If you save Postscript images from the SAS/GRAPH window, your files will be HUGE! Run the following script (or something like it) before you run your program in order to create reasonably sized PS files:
goptions reset=all dev=psepsf gaccess=sasgaedt gsfname=gsasfile gsfmode=replace hsize=3 in vsize=2.5 in htext=3.0 pct htitle=3.5 pct vorigin=0 in horigin=0 in rotate=portrait noprompt nodisplay border lfactor=1 ftitle=swiss ftext=swiss colors=(black) cback='CXFFFFFF'; filename gsasfile "~/path/imagename.eps";
GOPTIONS means graphics options.
DEV= names the device to print on--in this case it's an encapsulated postscript
printer. I also use psll for postscript images and imggif
for gif images.
GSFNAME matches the name in the FILENAME statement,
GSFMODE is either replace the file or append to the end,
HSIZE= and VSIZE= give the dimensions of the image to save,
HTEXT= and HTITLE= give the relative sizes of the text and titles that
may be included in the image,
VORIGIN= and HORIGIN= determines the position of the image on the page
(0,0 works for inclusion in LaTeX documents),
ROTATE= gives landscape or portrait images,
NODISPLAY will not attempt to launch a GRAPH window,
BORDER draws a line around the image (NOBORDER undoes this),
LFACTOR= set the width of any drawn lines,
FTITLE= and FTEXT= name the fonts used in printing the title and the text,
COLORS= is set to black for a black/white image (shades of gray are fine--check
out the graphics manuals...I think gray, ligr, and medgr are three valid
color-names. However, to print grays nicely on a PostScript printer
from LaTeX you should set the dpi to 600 on both the printer and in the
dvips options [this last sentence was for LaTeX users only]),
CBACK='CXFFFFFF' sets the background to a real white (the GRAPH window
is off-white, so anything you print from there--DON'T--will
have a gray-ish background).
After running that script (save it somewhere!) the command
proc gplot data=one; plot y*x; run;
will print the plot to the file ~/path/imagename.eps. All following images will ALSO be written there, so make sure to change the names. If you want to remap the GSFNAME=GSASFILE to a different file, the manual claims
filename gsasfile clear; filename gsasfile "~/path/imagename2.eps";will do the trick, but it never seems to work for me. I usually just copy the images to wherever I want them to be. To stop printing to a postscript file and to display on the SAS/GRAPH window again, submit
goptions reset=all;
AND, to launch a Ghostview of your postscript image right from SAS, just submit (this should work outside of DATA and PROC steps, and from inside IML)

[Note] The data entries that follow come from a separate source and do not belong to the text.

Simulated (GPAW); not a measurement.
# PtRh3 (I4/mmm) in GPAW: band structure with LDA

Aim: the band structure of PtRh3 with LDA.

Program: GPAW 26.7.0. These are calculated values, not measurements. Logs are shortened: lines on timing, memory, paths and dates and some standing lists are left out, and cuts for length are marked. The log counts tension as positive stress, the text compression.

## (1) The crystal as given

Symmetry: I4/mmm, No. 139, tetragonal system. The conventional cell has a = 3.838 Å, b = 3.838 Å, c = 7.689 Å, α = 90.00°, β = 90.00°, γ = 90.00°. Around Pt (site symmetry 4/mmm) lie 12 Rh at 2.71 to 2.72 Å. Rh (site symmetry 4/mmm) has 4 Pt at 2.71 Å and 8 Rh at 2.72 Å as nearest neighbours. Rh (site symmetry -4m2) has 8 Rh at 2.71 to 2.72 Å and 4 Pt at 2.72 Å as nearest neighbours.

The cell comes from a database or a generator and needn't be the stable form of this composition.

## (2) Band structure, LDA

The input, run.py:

x ghostview ~/path/imagename.eps ;
The SAS/GRAPH window that is automatically displayed is actually a view into the WORK.GSEG (default) graphics catalog. A catalog is just a place to store lots of images, output, programs,... The WORK prefix says the catalog will be destroyed at the end of the session; any other prefix will save a catalog. For example, if you save an image to a SASUSER.IMAGES catalog, there will be a file called ~/sasuser/images.ssct001 (or something like this). How do you save images to special catalogs? Easy; for the previous gplot example, you could submit
proc gplot data=one gout=sasuser.images; plot y*x; run;
You can save PROC REG images similarly. One word of warning: these catalogs can get huge--and since I strongly suggest you DON'T print from them there's no reason to use them, unless you want to print multiple images on a single page (in which case, use the WORK catalog; e.g. replace "sasuser.images" in the above code with "work.images").
To view all the catalogs and their contents, use the pull-down menus from the Program Editor: Globals: Access: Display libraries. Double clicking on the underline will open a catalog, typing 'D' on the line will delete that entry. To kill the window, either use the pulldown Edit: End or define a button on your toolbox.
I just made a set of gifs for fun, and it seemed like a decent topic to add to this file.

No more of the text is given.